# Thread Local Storage in Picolibc
Copyright © 2019 Keith Packard

The standard C library API includes many functions that use persistent
state held by the library not the application. One obvious example is
'errno', a global variable originall designed to hold error status
from the Unix kernel, but which was co-opted by libc to provide
additional error status values from the library itself. There are
numerous other examples of this kind of state.
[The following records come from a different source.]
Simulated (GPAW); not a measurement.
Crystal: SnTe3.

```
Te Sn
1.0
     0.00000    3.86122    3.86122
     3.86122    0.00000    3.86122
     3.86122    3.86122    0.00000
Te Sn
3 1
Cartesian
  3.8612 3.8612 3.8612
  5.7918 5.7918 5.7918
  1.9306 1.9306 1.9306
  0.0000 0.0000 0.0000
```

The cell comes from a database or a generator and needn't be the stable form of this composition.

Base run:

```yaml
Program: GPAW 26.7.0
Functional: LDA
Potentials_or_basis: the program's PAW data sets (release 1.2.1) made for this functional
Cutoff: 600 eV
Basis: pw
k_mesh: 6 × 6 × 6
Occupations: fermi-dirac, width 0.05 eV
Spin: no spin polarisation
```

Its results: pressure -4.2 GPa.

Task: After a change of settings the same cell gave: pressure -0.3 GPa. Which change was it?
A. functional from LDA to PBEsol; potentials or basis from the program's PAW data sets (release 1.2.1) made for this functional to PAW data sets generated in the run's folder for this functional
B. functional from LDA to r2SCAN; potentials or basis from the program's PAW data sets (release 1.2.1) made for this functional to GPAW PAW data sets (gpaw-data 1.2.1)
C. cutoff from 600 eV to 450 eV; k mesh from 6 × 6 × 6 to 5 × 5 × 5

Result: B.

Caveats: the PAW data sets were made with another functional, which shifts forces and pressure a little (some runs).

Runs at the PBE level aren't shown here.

To permit multiple threads sharing a single address space to use the
library without conflicting over this data, each thread needs a
private copy of data that it uses. Newlib did this by creating a
global structure holding all thread-specific values and then defining
an API for the library to get the global structure for the current
thread.

Picolibc does this by using the built-in thread-local-storage
mechanisms in the toolchain. This has several benefits:

 1) Source code is simpler as thread-local variables are
    accessed directly by name.

 2) Thread local storage contains only values used by the
    application.

 3) Generated code is smaller and faster.

## TLS model used by Picolibc

Picolibc is normally compiled with -ftls-model=local-exec. The selected
model is included in the .specs file so applications should not
include -ftls-model in their compile commands.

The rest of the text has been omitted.